I’m sure you’ve read the quote, “Insanity is doing the same thing over and over again and expecting different results,” so while you’re enjoying the holidays and thinking about what the new year will bring, consider how you might take a fresh approach to programming.

1. Audit with New Ears

  • Take a day away from the office and listen to your station like a first-time listener.
  • Start at random times of day and take notes: What feels stale? What surprises you?
  • Give just as much attention to the stream as the terrestrial broadcast.

2. Shake Up the Clocks

  • Change one element in the format clock for a week, maybe position a benchmark earlier, swap a stager, shorten a stopset, or add a tease layer.
  • Micro-tweaks often reveal new flow and pacing ideas.
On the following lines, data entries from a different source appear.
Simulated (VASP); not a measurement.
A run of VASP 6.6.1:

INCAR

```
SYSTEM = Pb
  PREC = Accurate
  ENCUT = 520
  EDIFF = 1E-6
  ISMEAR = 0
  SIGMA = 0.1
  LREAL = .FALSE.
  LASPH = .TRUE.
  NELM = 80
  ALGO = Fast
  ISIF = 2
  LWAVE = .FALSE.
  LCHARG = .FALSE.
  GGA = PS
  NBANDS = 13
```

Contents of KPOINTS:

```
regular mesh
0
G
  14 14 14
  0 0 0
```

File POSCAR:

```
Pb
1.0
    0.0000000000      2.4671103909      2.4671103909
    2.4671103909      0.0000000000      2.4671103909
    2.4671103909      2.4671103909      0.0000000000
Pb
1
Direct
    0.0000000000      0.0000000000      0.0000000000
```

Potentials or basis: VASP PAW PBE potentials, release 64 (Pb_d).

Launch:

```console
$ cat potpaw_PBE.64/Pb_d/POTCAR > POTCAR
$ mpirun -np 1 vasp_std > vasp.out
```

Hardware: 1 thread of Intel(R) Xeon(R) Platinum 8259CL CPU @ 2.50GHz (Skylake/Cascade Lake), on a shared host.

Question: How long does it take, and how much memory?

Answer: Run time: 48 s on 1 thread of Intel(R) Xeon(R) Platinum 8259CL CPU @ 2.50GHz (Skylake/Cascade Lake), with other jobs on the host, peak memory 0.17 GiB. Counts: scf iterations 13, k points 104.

3. Pull Inspiration from Other Markets

  • Listen to stations in different formats, not just competitors.
  • Smart ideas translate across formats.

4. Create a “What If?” Session

Ask the team:

  • What if we removed this benchmark?
  • What if we built a feature around local culture?
  • What if we pretend we’re launching the station today? What would we keep?
  • Resetting assumptions frees up new thinking.

5. Pretend You’re the Listener

  • Build a quick “listener persona” and brainstorm from their point of view.
  • What would make my drive better? What would get me to stay through the break?

6. Do the Reverse Exercise

Flip the usual question:

  • How could we make our station less compelling? Then make sure you’re doing the opposite.

7. Test Mini-Features

  • Try a one-week version of a new segment, contest, or imaging style.
  • Low commitment, high insight.

8. Change Your Monitoring Habits

  • If you normally monitor mornings, monitor nights.
  • If you focus on talent, focus on imaging. Different angles = new discoveries.

9. Borrow Energy from Other Media

  • What’s working in podcast pacing?
  • What TikTok trends have radio-friendly potential?

10. Collaborate with Unlikely Voices

  • Bring in sales, promo assistants, interns, or off-format jocks for a brainstorm.
  • They often spot opportunities programmers miss.

11. Refresh Your Production Palette

  • Add a new SFX library.
  • Try alternate VO phrasing or sonic branding.
  • Tighten or loosen imaging to experiment with energy and tone.

12. Give Talent a Creative Challenge

  • “Do a break today where you never say the station name.” (They’ll get more creative teasing content.)
  • “Explain one trending story using a sound effect.” Novel prompts unlock new content approaches.

13. Revisit Your Story

Every station has a brand story. Ask:

  • Is our purpose still clear on-air?
  • Would listeners describe us the way we describe us? If not, there’s your creative reset.

14. Conduct a 24-Hour Inspiration Sprint

In one day:

  • Listen to 3 stations.
  • Watch 2 random YouTube creators.
  • Scroll 5 new social accounts.
  • Capture 10 ideas, no matter how weird. Patterns will jump out.

15. Celebrate What’s Working

Sometimes you only see the rut. Look at your wins:

  • Which hours are growing?
  • Which features get calls or engagement? Amplify those cracks of light.